Now luckily this time, we CAN use the NSX REST API to get these details, and I had a script lying around which could provide a skeleton for this. You can find that script here: NSX Backup Check Script

In order to adapt this script to use REST we need to change the Invoke-WebMethod to Invoke-RestMethod

Interrogating NSX REST API

I used the documentation from VMware {code} to find this API and how to handle the results. Luckily this is a lot more detailed than the web API. You can find the NSX API details here:

https://developer.vmware.com/apis/547/nsx-t

so we want to request /api/v1/alarms in order to return a list of all alarms on the nsx managers.

$result = Invoke-RestMethod -Uri https://$nsxmgr/api/v1/alarms -Headers $Header -Method 'GET' -UseBasicParsing

Handling the Outputs.

Running this command will give a response similar to this:

{
  "result_count": 4,
  "results": [
      {
        "id": "xxxx",
        "status": "OPEN",
        "feature_name": "manager_health",
        "event_type": "manager_cpu_usage_high",
        "feature_display_name": "Manager Health",
        "event_type_display_name": "CPU Usage High",
        "node_id": "xxxx",
        "last_reported_time": 1551994806,
        "description": |
          "The CPU usage for the manager node identified by 
           appears to be\nrising.",
        "recommended_action": |
          "Use the top command to check which processes have the most CPU
           usages, and\nthen check \/var\/log\/syslog and these processes'
           local logs to see if there\nare any outstanding errors to be
           resolved.",
        "node_resource_type": "ClusterNodeConfig",
        "severity": "WARNING",
        "entity_resource_type": "ClusterNodeConfig",
      },
      ...
  ]
}

From this output I wanted to pull out the severity, status, alarm description and the node which was impacted, so I pulled these into an array and add the items to variables.

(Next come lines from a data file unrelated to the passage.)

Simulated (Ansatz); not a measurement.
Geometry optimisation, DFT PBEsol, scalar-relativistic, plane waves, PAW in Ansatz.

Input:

$nsxAlarms = $result.results 
    foreach ($nsxAlarm in $nsxalarms) {
        $nsxAlarmCreated = (get-date 01.01.1970).AddSeconds([int]($nsxAlarm._create_time/1000)).ToString("yyyy/MM/dd HH:mm:ss")
        $timestamp = (Get-Date).ToString("yyyy/MM/dd HH:mm:ss")
        $nsxAlarmSeverity = $nsxAlarm.severity
        $nsxAlarmStatus = $nsxAlarm.status
        $nsxAlarmNode_display_name = $nsxAlarm.node_display_name
        $nsxAlarmDescription = $nsxAlarm.description

From here I wanted to only include any alarms which had not been marked acknowledged or resolved to avoid constantly reporting a condition which was known about.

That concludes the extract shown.